During 2009 and 2010, while Plaintiff was incarcerated at Lawrence, he frequently
communicated with his attorney, Barbara Clinite, about Plaintiff’s deliberate indifference case against
officials at Stateville, another Illinois Department of Corrections (IDOC) institution.
Plaintiff alleges Defendants violated his right of access to the courts by opening
Plaintiff’s legal mail outside his presence on three occasions over a six month span: September 16,
2009; October 9, 2009; and February 11, 2010. On each occasion, Plaintiff was informed that the
mail was opened outside his presence; he eventually received all three letters (Doc. 214 at 22, 28, 31).

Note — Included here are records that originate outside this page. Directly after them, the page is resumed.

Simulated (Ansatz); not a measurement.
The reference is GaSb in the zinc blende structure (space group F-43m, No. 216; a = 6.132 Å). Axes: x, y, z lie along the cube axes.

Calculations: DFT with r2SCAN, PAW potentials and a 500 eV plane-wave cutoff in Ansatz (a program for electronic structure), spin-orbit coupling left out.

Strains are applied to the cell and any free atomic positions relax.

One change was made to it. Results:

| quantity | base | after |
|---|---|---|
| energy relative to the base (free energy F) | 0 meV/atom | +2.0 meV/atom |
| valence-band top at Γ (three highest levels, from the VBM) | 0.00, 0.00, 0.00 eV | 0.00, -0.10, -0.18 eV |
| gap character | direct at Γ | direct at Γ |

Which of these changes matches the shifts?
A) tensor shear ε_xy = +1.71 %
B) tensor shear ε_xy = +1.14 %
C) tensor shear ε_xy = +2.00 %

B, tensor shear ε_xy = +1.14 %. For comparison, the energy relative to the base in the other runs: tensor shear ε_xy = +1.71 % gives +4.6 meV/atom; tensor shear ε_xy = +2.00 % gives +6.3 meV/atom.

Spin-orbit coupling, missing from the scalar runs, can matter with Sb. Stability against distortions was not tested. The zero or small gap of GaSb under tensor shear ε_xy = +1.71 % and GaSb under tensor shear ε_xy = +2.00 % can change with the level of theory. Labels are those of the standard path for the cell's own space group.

Defendants assert (and provide mail receipts and testimony to show) that Plaintiff’s mail was opened
in error (see Doc. 11 at 13, 20; Doc. 214-1 at 115). Plaintiff counters that Defendants opened his legal
mail because they were looking for incident reports regarding his deliberate indifference lawsuit (Doc.
218-1 at 25, 29-30). Plaintiff also contends that the mail must have been opened intentionally because
three letters were opened within a six month period, even after he notified the warden and mail room
staff of the incidents (Doc. 218-5; Doc. 218-6). Plaintiff finally notes that, of eleven grievances at
Lawrence concerning legal mail filed in a ten month period, three concerned Plaintiff’s legal mail (Doc.
218-7). During his deposition, when asked to estimate how often he communicated with Attorney
Clinite, Plaintiff responded: “Very frequently . . . I would say it was frequent enough, to maybe two a
week. You know, this is just---I really can’t answer that without looking” (Doc. 218-1 at 12–13).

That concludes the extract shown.